Mr. Ettinger was a little-known community college professor in the mid-1960s when he wrote the founding document of cryonics, “The Prospect of Immortality,” a manifesto that described the practical and moral aspects of deep-freezing the dead.

Introducing what he called the Freezer Era, Mr. Ettinger described a world in which people would become nobler and more responsible as they were confronted with the reality of living forever.

And if Earth became too crowded with long-lived humans? “The people could simply agree to share the available space in shifts,” he wrote, “going into suspended animation from time to time to make room for others.”

Originally self-published in 1962, the book was put out by Doubleday in 1964. It struck an “instantaneous public nerve,” according to Life magazine, and launched Mr. Ettinger to celebrity.

Mr. Ettinger’s deep-freeze dogma was covered in the New York Times and Newsweek, and he was invited to appear on talk shows hosted by Johnny Carson and David Frost. Once, Mr. Ettinger told the New Yorker, he shared a stage with conservative commentator William F. Buckley.

“He was aghast at everything I said. He thought it was immoral, unethical, unsanitary, against the will of God!” he recalled, laughing. “Buckley understood nothing.”

Most scientists also scoffed at Mr. Ettinger’s vision, but his manifesto came as the world was adjusting to the atomic bomb, Sputnik’s robotic spacecraft and a host of other sci-fi-seeming technologies. To many at the time, Mr. Ettinger’s optimism seemed appropriate.

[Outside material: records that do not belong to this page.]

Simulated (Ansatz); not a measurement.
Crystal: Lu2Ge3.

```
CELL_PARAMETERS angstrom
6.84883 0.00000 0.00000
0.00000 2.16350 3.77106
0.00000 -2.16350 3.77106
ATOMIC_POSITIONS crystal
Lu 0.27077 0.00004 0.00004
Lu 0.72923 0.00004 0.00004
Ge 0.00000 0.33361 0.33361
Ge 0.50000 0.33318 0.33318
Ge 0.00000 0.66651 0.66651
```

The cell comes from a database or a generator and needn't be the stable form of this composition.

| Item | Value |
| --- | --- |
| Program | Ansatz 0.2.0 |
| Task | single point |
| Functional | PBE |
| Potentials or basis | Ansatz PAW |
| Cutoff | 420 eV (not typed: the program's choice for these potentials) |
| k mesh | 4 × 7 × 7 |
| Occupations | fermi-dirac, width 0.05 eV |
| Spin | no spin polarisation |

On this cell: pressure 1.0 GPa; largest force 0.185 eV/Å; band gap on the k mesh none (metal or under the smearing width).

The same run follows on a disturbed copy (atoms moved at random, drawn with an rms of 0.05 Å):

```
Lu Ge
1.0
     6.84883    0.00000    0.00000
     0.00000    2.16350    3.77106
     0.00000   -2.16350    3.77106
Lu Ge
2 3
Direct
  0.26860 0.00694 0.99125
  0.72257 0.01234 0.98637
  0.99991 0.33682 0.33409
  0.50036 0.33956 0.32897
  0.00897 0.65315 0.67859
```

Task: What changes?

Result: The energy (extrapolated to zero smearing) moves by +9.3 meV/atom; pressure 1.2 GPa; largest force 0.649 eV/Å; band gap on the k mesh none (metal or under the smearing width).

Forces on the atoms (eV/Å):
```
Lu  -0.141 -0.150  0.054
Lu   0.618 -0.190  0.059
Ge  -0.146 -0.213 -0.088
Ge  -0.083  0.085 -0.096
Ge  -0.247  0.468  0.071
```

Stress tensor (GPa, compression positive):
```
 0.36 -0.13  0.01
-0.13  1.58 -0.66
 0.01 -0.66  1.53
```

His book helped spur the development of a number of organizations devoted to deep-freezing the dead, one of which — the now-defunct Cryonics Society of California — successfully froze a person for the first time in 1967.

The next decade, Mr. Ettinger founded his nonprofit Cryonics Institute. He served as president until 2003, attempting to democratize immortality through discount rates. Total fees for guaranteed icy perpetuity start at about $28,000, whereas a main competitor, California-based Alcor Life Extension Foundation, charges almost five times as much.